The fact that white women, who can, on average, be presumed to be wealthier, say “yes” at a rate of 63%, while only 50% of black and Hispanic women say “yes” raises similar questions.  Are white women really more likely to be victimized, or again, are they just more likely to interpret men’s behavior in this way?

If #MeToo is going to define our era, with career-ending consequences for those who run afoul of the shifting rules, shouldn’t we be clear about definitions, boundaries, and the interpretation of behavior?



  • Rhett Hardwick

    “propensity of women to claim that they’ve been harassed.”

    For what it is worth. I remember in the 80’s, when sexual harassment was first becoming popular, I would meet a woman and within the first five minutes she would want to tell me how she had been sexually harassed. Usually as an early teen, 13 or 14. Usually by boys of an appropriate age, sometimes not.

  • The Misfit

    Don’t hurt yourself with that knee jerk reaction. Then again. What have you been telling us all along about these wanton government enabled elites? How they get away with murder. Or rape. Like a certain judge?

  • Mike678

    Agreed…the definitions are very broad and lumping “unwanted sexual advance” with the more problematic ‘physical harassment’ inflates the numbers to meet a desired narrative.

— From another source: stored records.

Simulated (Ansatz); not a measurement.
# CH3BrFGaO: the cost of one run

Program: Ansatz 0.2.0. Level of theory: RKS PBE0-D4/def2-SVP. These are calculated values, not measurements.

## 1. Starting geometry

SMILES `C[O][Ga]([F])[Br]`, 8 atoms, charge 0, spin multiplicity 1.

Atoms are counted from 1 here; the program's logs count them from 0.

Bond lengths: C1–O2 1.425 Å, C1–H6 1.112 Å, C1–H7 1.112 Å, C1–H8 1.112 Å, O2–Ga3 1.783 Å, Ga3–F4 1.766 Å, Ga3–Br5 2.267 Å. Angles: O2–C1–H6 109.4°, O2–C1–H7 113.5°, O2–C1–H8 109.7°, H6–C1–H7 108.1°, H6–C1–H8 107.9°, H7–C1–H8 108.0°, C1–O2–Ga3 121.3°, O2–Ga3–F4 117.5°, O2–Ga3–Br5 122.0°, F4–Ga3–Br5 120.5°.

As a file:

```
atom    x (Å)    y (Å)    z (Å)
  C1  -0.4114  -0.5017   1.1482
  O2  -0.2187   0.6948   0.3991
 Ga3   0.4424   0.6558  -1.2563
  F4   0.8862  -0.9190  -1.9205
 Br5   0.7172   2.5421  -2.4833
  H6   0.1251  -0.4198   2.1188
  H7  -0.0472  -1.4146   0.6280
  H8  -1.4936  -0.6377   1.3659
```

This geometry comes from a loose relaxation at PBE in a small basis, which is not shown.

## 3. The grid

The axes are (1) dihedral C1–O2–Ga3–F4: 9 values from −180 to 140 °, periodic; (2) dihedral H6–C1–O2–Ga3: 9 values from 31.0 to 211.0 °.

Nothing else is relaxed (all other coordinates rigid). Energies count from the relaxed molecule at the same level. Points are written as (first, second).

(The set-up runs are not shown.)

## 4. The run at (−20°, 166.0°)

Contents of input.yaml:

    But again, this isn’t about truth or fairness…this is about power. Power to intimidate/delay/win.

    • Monique Chartier

      Yes to all of this. To the “power” list, I would only add: an attempt to cultivate POLITICAL power by telling women that they are victims and helpless and need that politician to advocate for them. (We are not and we do not!)

      • Merle The Monster

        Would you include Dianne Feinstein, Amy Klobuchar, Maxie Hirono, and Kamala Harris in your ‘We’ ?

    • guest

      “Power to intimidate/delay/win.”

      Two words for you, genius: Merrick Garland

      • Mike678

        You may be small, blind and ignorant, but at least you understand who is smarter.

      • Justin Katz

        A worthwhile comparison. The American people gave Republicans the power to wait to approve a Supreme Court justice. The Democrats are sowing social discord in order to exercise power that the American people did not give them.

        • Merle The Monster

          Strange reasoning. The American people gave the President the power to nominate a Supreme Court Justice which is in article 2, section 2 of the US constitution. The Senate has a duty to advise and consent. The constitution does not mention political parties or majorities refusing to advise or to consider consent. The American people did not elect each of the Senators that refused to meet the Constitutional duties. The Senate’s refusal to hold hearings for the President’s nominee , Merrick Garland, lasted for 293 days or the better part of an entire year. Many important decisions were not decided as a result ending in 4 to 4 deadlocks with an incomplete court. I don’t know how you can defend the Republicans in their complete abdication of their duties. You should try to remember that you work for an outfit that claims to be bipartisan or maybe you only care about who wields power

          • Justin Katz

            I don’t see the word “duty” in that section of the Constitution. I see the requirement that the President can only appoint justices “by and with the advice and consent of the Senate.” The Senate simply did not consent to appoint any further justices from President Obama, having good reason to expect that his appointment would join the unbelievably partisan block of justices intent on subverting the Constitution by legislating from the bench.

          • Merle The Monster

            His nominee had a name and a record that should been treated the same way that other people have been treated in the past when nominated. Your hyper partisan comment puts you outside any reasonable discussion on this matter

  • Monique Chartier

    “… Or does it mean that they’ve
    learned to interpret things as “unwanted sexual advances” and harassment
    that they wouldn’t have called such if they hadn’t been taught to do
    so?”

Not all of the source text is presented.